Starring Colman Domingo , Chris Rock, Jeffrey Wright, Audra McDonald
Directed by George C Wolfe
Rating: *** ½
To be homosexual, and a black civil-rights activist,and that two in the ‘swinging’ 1960s when swinging both ways was not permissible. that’s not an easy life!
Miraculously Rustin is a breezy easy film about the gay activist in the 60s Bayard Rustin who was a close ally of Martin Luther King until conspiratorial whispers about their intimacy began sliding out of closed rooms.
King is shown doing what any right-thinking politician would do: he dissociates himself completely from the scandal and its source.
There is a muted moment of insinuated mirth when Rustin tells his associates he no longer has Martin Luther King’s phone number. Chris Rock, who plays Rustin’s associate Roy Wilkins’s sarcastic response to Rustin’s righteous response is priceless.
Chris Rock is a surprise. Dropping his standup antics he is solemn and disguised behind spectacles as the cautionary voice in the enthusiastic congregation of Black leaders who organized the March On Washington in 1963 in which 200,000 people gathered in front of the Lincoln Memorial in Washington to call for an end to racial discrimination in the USA.
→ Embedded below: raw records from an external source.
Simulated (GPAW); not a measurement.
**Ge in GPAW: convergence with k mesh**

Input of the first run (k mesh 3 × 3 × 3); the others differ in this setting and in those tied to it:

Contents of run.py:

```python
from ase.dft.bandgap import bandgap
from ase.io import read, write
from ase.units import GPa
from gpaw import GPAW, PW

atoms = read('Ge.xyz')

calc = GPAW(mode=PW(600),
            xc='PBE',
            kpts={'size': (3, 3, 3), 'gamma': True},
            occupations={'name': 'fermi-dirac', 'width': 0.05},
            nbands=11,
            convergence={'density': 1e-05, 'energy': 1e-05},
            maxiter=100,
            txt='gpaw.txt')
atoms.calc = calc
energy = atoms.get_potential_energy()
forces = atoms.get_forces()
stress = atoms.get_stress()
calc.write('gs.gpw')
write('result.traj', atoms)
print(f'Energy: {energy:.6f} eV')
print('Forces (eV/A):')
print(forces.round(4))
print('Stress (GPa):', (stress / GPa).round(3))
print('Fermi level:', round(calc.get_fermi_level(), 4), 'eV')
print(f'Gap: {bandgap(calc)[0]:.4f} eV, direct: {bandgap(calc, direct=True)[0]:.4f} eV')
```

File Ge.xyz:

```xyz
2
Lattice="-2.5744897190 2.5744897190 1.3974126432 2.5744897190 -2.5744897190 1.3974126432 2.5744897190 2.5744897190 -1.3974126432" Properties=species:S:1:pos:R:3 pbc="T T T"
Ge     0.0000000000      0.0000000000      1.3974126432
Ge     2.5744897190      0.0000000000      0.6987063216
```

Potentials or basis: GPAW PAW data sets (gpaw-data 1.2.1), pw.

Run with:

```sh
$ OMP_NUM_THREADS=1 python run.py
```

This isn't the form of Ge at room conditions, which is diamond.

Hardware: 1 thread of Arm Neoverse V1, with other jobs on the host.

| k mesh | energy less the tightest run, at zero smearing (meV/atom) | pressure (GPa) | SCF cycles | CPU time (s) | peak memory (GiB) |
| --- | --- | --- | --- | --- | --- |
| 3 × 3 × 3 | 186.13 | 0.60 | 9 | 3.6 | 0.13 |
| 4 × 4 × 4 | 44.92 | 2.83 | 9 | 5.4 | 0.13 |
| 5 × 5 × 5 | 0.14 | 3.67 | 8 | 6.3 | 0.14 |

The fluffy yet profound biopic moves swiftly and effortlessly back-and-forth between Rustin’s rather messed-up private life and his public life, and how the two impinge on one another. While in public Rustin’s words and action were considered epochal,in the privacy of his home he was quite capable of cheating on his (white) partner Tom(Gus Halper)who had surrendered to Rustin and his cause unconditionally in spite of being of the ‘other’ colour.
And yet Rustin has a sneaky improper affair with Elias Taylor(Johhny Ramey) which hurts both Tom and Elias’ wife .
This kind of moral transgression humanizes Rustin, and goes a long way in making his struggle for racial equality believable,and even likeable.
Rustin is a delightfully blithe take on a subject that is fraught with political undertones. Director George C Wolfe and his brilliant writers(Julian Breece, Dustin Lance Black) take off into a sphere of energetic exploration using politics and racism as the core of the conflict.
The performances by all is a joy to experience. Colman Domingo in the title role is a revelation. We have cameos by actors playing Dr Anna Hedgeman and gospel singer Mahalia Jackson. No one is in this to stand out. Blending into the Black tapestry has never been a more edifying experience.